The good about democracy is that everyone can vote, and the bad about democracy is that everyone can vote. Hence the need of proper education and unfiltered information, the first helping to digest and understand the second in order to know who you vote and why; if you tamper with those, you can have people vote for anyone, including a dictator. Voting is a right, doing it knowledgeably is a duty, and so many people forget about the 2nd.


Horace Mann is a really important historical figure. He founded the US school system for the reasons you mention.

[0] https://en.wikipedia.org/wiki/Horace_Mann


> the bad about democracy is that everyone can vote.

This is what needs to change. Recently there was a story that Reese Witherspoon was in a jury, and the other jury members thought she was a real lawyer because of Legally Blonde. These people are not qualified to serve on a jury let alone vote.

Why are we getting input from people that couldn't run a small low traffic corner store on how to run a country? It's ridiculous, and it's the reason the US is in the mess it is now.


I agree that many people are not.. well intelectually suited for voting and making important decisions.

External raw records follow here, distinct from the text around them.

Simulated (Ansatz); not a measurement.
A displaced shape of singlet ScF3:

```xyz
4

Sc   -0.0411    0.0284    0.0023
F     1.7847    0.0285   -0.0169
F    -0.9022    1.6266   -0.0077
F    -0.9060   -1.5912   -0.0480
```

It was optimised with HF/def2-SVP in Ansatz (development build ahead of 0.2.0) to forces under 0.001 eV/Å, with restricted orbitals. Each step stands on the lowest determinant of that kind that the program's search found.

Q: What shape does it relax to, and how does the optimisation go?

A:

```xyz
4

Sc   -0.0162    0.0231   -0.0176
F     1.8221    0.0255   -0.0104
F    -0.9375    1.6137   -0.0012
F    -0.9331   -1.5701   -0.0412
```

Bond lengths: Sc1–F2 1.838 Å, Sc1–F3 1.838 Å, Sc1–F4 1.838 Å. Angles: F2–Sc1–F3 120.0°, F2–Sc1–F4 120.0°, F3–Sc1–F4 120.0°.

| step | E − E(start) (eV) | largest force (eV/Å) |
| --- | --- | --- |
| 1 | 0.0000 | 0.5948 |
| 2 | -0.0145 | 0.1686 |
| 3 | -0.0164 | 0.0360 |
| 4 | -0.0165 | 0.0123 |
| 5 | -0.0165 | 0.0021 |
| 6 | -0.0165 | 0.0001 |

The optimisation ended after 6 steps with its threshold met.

But how do you decide who votes? The fairest is obviously to allow voting for everyone. As soon as you try to single out 'unsuitable' people, you run into a problems of how you would do so? You could try to give people a basic test, but these 'literacy' tests were historically used to supress all kinds of minorities.

That is the true problem of democracy, it sucks, but everything else is miles worse. The people voted, the people get what they voted for. If you want a different result, convince people to vote differently.


> You could try to give people a basic test, but these 'literacy' tests were historically used to supress all kinds of minorities.

That doesn't mean they would b e used to oppress minorities today. Except the minority that is deemed too ignorant to be granted a right to vote based on failing the test.

> That is the true problem of democracy, it sucks, but everything else is miles worse.

I don't think that's true, it's just that there is little motivation to come up with better alternative and people who try just get shit on for even trying as though it were an insurmountable goal.


Have you not looked around lately?

In some places, of course it would be used to oppress minorities.

In other places, it would likely be used to oppress some other majority faction.


> In some places, of course it would be used to oppress minorities.

Not if the test and infrastructure for administering it is designed well to be resistant to this type of abuse, which it's possible to do.


Sure, but who, what body, would be established to do this and who would give the power to do so? With what oversight and with what enforcement?


With the current partisan deadlock, yeah, it would be kind of impossible to get anything passed. Ideally though the answer would be an independent, transparent body relying on solid research and making it's reasoning public and foolproof.

Ideally, the goal would be not for people to resent not passing thee test and being unable to vote, but being motivated to better themselves until they are able to vote.


So it would only be misused in places that have big problems, and would not be misused in places where there aren’t big problems?

And therefore it will actually help?

Is anyone actually this naive?


It wouldn't have to be misused anywhere. There is nothing naive about what I wrote, only your misinterpretation.


There exists a whole discipline in political science and mathematics about optimality in decisional workflows. So: you advance the discipline as a priority, then you reform states.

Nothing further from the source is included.